There has been a metric ton of speculation around the Islanders since the summer, mostly around one central question: Are they any better today than they were at the final buzzer of the five-game loss to the Tampa Bay Lightning? Ask them, and they'll tell you they absolutely are.
''[The Lightning series] was frustrating, but you learn from it and you move on,'' Travis Hamonic told reporters at media day on Thursday. ''[To win a playoff series] was good for our team, for our fan base to see that and have an opportunity to win the first one in a long time. It sets our bar and our expectations even higher.''
Whether this club that lost their best two-way forward, Frans Nielsen, one-third of their vaunted fourth line in Matt Martin, and their top line right winger Kyle Okposo, is actually closer to bringing a fifth Stanley Cup to Long Island is up for debate.
We've been over the potential sticking points time and time again. But the Isles are also a determined club, one faced with the looming hockey mortality of some of its core, and that can make for a very dangerous collection of guys.
For players like Johnny Boychuk and Andrew Ladd, they're probably on their last contracts of their career, with one more window of opportunity to get themselves another ring. Guys like Ryan Strome, Brock Nelson, and Anders Lee also have some soul-searching to do. While Nelson's final numbers (26 goals) and Lee's renaissance in the season's second half were encouraging, these are the young core players the Isles need to either step up or step off.

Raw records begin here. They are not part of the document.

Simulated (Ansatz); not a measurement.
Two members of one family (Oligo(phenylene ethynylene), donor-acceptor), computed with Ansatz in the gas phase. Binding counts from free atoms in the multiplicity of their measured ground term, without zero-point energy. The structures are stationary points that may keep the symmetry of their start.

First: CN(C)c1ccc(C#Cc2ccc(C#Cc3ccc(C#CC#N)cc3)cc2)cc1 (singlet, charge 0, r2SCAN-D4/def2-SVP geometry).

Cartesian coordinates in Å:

All those dynamics, coupled with what is shaping up to be an intense competition in goal between Jaroslav Halak and Thomas Greiss, could be the recipe for elevating their game to another level.
''I think everybody's excited to get on the ice together and start practicing and start the season,'' Boychuk said. ''We've made the playoffs two years in a row, and obviously want to get the third year and do better.''
Whether they will remains to be seen. But the Islanders have now officially moved the goalposts on themselves. No longer will a first round triumph feel like winning it all. They're past moral victories and battle levels.
While the hockey world debates whether they're good enough, the Isles believe, without a shadow of a doubt, that they are. It's almost time for them to go out and prove it.